For the IPv6 network the 10 most active Origin ASes account for 49% of the total number of updates for the day (Table 6).
AS | Updates | Proportion | Cumulative | AS Name | |
---|---|---|---|---|---|
1 | 151194 | 56,311 | 20.83% | 20.83% | STELIGHT Zhu Yucheng, CN |
2 | 202256 | 19,116 | 7.07% | 27.90% | LAWLIETNET, CN |
3 | 16509 | 13,907 | 5.14% | 33.04% | AMAZON-02, US |
4 | 53667 | 10,283 | 3.80% | 36.84% | PONYNET, US |
5 | 132884 | 8,189 | 3.03% | 39.87% | Summit Communications Limited, BD |
6 | 40138 | 5,666 | 2.10% | 41.97% | MDNET, US |
7 | 42298 | 5,276 | 1.95% | 43.92% | GCC MPLS peering, QA |
8 | 11014 | 4,529 | 1.68% | 45.59% | CPS, AR |
9 | 27947 | 4,224 | 1.56% | 47.16% | Telconet S.A, EC |
10 | 52257 | 3,853 | 1.43% | 48.58% | Telconet S.A, EC |
Table 6 – Top 10 ASes generating BGP Updates in IPv6
The most active IPv6 Origin AS, AS151194 had the majority of updates in AS Path changes.

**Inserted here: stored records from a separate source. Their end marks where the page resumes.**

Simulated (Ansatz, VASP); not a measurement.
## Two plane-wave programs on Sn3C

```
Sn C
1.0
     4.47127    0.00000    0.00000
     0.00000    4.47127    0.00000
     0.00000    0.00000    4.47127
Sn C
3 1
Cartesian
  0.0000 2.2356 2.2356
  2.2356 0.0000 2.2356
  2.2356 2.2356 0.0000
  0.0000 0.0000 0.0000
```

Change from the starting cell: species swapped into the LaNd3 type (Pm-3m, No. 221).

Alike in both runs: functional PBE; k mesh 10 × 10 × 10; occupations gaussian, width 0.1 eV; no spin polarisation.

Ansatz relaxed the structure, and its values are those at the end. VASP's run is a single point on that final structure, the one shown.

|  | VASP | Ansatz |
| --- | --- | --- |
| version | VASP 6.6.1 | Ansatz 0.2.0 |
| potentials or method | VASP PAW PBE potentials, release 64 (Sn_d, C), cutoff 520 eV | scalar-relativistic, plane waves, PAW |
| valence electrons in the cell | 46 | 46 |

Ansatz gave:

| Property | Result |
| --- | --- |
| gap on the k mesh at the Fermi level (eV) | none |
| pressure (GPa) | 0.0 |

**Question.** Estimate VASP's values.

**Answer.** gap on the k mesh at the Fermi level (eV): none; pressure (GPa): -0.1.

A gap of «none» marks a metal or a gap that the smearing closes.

The distribution of update volumes across origin ASes for IPv4 and IPv6 is shown in Figure 10. The IPv6 update activity is skewed by a small number of origin ASes that have an unstable AS path where the entire block of announced prefixes changes paths.
Figure 10 – Cumulative Distribution of Updates per Origin AS
During the course of the day, some 2,114 prefixes were added to the IPv4 routing table and 1,440 prefixes were withdrawn. In IPv6 539 prefixes were added and 403 were withdrawn by the end of the day. There were 76,917 ASes visible at the start of the day, and 62 were added and 83 were dropped, leaving 76,896 ASes in the IPv4 network at the end of the day. For the IPv6 network there were 34,766 ASes at the start of the day, 43 additional ASes were added and 33 were withdrawn, leaving 34,776 at the end of the day.
Observations
BGP was intended to be a highly efficient flooding protocol. By sending only incremental changes in the inter-AS topology of the network and additions and removals of address prefixes, BGP was intended to be a very lightweight protocol. If nothing changed in the network, then BGP was supposed to be essentially quiet.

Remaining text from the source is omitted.